Completely arbitrary cutoff points:
Justin Verlander since May 11: 5.22 ERA.
Doug Fister since May 9: 4.55 ERA.
Anibal Sanchez since May 18: 3.33 ERA plus DL time.
Rick Porcello since start of season: 4.49 ERA.
Max Scherzer: He's fine.
With Verlander getting rocked again on Thursday -- 11 hits and seven earned runs in a loss to the White Sox -- concerns about him continue to mount. He hasn't struck out more than five batters in his past eight starts and has averaged 5.5 strikeouts per nine innings over that stretch, which ranks 89th out of 110 qualified starters. We know his fastball velocity is still down from previous years and hitters are taking advantage, batting .306 against it after hitting .233 the previous two seasons.
But Verlander isn't the only pitcher in the rotation Tigers fans should be concerned about. After a hot start, Fister has hardly dominated. Using an even smaller sample size, he's allowed 45 hits, including seven home runs, over his past 34 1/3 innings. Sanchez has allowed just one run his past two outings, but the Tigers are being cautious with his shoulder, and he hasn't pitched more than six innings in four starts since returning from the DL. Porcello continues to run hot-and-cold, with four scoreless starts since May 28 mixed in with several blow-up outings.
Not long ago, we were talking about the potentially historic stature of this rotation. Since May, Detroit's starting rotation has posted a 3.87 ERA, not much better than Cleveland's 3.98 mark. To be fair, Tigers starters are still averaging more innings and allowing a lower OPS since May 1 (.690 versus .719), but the gap between the two rotations isn't as dramatic as it appears when just looking at the names. And since June 25, Indians starters have actually allowed a lower OPS than Tigers starters. (Yes, team defense factors in here.)
Look, the Indians don't have anyone as good as Scherzer, and moving forward you would certainly be more likely to bet on Verlander and Fister than Scott Kazmir and Corey Kluber, but baseball has a funny way of proving us wrong. Take away the 13 starts the Indians gave Carlos Carrasco (9.10 ERA), Brett Myers (8.02 ERA) and Trevor Bauer (5.29 ERA), and the five guys currently in the rotation -- Justin Masterson, Kluber, Kazmir, Ubaldo Jimenez and Zach McAllister have been pretty solid -- with Jimenez's 4.49 ERA the only one over 4.00.
The Indians are just three games behind the Tigers, but Detroit's run differential is much better (plus-99 to plus-36). Since May 1, the Indians are 42-35 and the Tigers are 41-35. Miguel Cabrera has missed the past three games with an injured hip flexor, and while nobody is saying it will be a lingering issue, you never know. Prince Fielder has hit .256/.339/.407 since May 1, which means he's hardly that big second threat behind Cabrera, and Jhonny Peralta is returning to more normal levels of production of late (.244/.299/.378 over his past 33 games). Right now, the offenses are comparable.

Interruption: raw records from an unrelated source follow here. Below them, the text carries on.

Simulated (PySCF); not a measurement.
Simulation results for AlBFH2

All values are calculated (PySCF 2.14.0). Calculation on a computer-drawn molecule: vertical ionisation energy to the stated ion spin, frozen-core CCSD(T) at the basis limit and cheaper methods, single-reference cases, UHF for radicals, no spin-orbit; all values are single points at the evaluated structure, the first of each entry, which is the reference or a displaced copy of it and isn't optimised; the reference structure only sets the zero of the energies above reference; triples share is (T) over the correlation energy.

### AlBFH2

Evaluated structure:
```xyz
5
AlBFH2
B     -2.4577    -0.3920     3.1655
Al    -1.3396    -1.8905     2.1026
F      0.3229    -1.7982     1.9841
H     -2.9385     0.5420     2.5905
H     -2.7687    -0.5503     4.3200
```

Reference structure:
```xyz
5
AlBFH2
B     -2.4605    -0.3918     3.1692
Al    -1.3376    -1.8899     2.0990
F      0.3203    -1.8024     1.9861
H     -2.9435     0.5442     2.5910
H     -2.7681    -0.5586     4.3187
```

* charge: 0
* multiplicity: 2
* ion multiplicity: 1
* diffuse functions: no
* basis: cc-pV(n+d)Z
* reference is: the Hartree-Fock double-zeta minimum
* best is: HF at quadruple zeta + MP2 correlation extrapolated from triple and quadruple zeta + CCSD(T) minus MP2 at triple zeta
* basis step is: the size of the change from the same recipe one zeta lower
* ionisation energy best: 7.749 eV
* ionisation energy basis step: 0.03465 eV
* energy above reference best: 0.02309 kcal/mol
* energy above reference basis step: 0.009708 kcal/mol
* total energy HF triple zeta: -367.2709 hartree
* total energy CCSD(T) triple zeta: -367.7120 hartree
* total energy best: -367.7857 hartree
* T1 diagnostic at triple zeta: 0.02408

I'm still betting on the Detroit to win the division -- the Indians, after all, will have to play better than the Tigers to catch them -- but I think we're heading to a similar scenario as last year, when the Tigers didn't put the White Sox away until the final week of the season. Ryan Pinheiro of It's Pronounced Lajaway isn't quite so optimistic, arguing the Indians are a still a big hitter and ace starter away from playoff contention. Maybe so, but I believe the Indians are going to hang in there.